Bates returned to peacetime football playing 4 ties for Southampton in the 1946 FA Cup and then played in the first six post-war seasons, helping Southampton to twice finish third and once fourth in the Second Division between 1947-48 and 1949-50, albeit promotion eluded them. Bates’ finest playing days came between 1947 and 1951 when he formed a great partnership with Charlie Wayman at The Dell. Bates made his last first team appearance on 20th December 1952 at home to West Ham United. During his career he made 217 appearances, scoring 66 times.

After retiring from playing he became a coach at Southampton in May 1953, advancing to manager in September 1955, taking over from George Roughton. Southampton were in the (then regional) Third Division (South) when he took over as manager. They were promoted to the Second Division in 1959 when they won the Third Division (South) Championship with Derek Reeves scoring 39 League goals, a club record. Southampton were promoted to the First Division in 1966.

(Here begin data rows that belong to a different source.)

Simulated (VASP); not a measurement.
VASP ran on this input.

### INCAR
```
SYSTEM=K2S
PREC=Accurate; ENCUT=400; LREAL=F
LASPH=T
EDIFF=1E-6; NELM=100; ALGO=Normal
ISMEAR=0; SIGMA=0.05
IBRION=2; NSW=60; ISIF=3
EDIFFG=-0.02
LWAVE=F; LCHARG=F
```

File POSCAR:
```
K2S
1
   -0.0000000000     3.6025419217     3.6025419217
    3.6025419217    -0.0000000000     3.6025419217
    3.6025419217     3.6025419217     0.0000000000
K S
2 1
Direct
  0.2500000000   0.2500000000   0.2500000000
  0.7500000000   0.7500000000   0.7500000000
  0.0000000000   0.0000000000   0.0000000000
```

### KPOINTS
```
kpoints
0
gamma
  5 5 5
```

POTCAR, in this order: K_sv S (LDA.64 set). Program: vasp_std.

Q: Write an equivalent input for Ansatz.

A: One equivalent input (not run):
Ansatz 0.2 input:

Under his management, the team maintained their First Division status, developing young players such as Mick Channon and Ron Davies, and qualifying for European football in 1969 and 1971. Bates decided to step down as manager in December 1973 and was replaced by Lawrie McMenemy. Bates acted as McMenemy’s assistant for the next few years, which included Southampton’s historic FA Cup victory over Manchester United in 1976. Bates was the first person to congratulate McMenemy and the players as the final whistle was blown at Wembley. He was manager for 18 years, a record for the club. There is now a statue to Ted Bates’ honour at St Mary’s Stadium.

Bates was the son of Eddie Bates, who played cricket for Yorkshire and Glamorgan from 1907 to 1931 and League football for Bolton Wanderers and Leeds City between 1906 and 1908.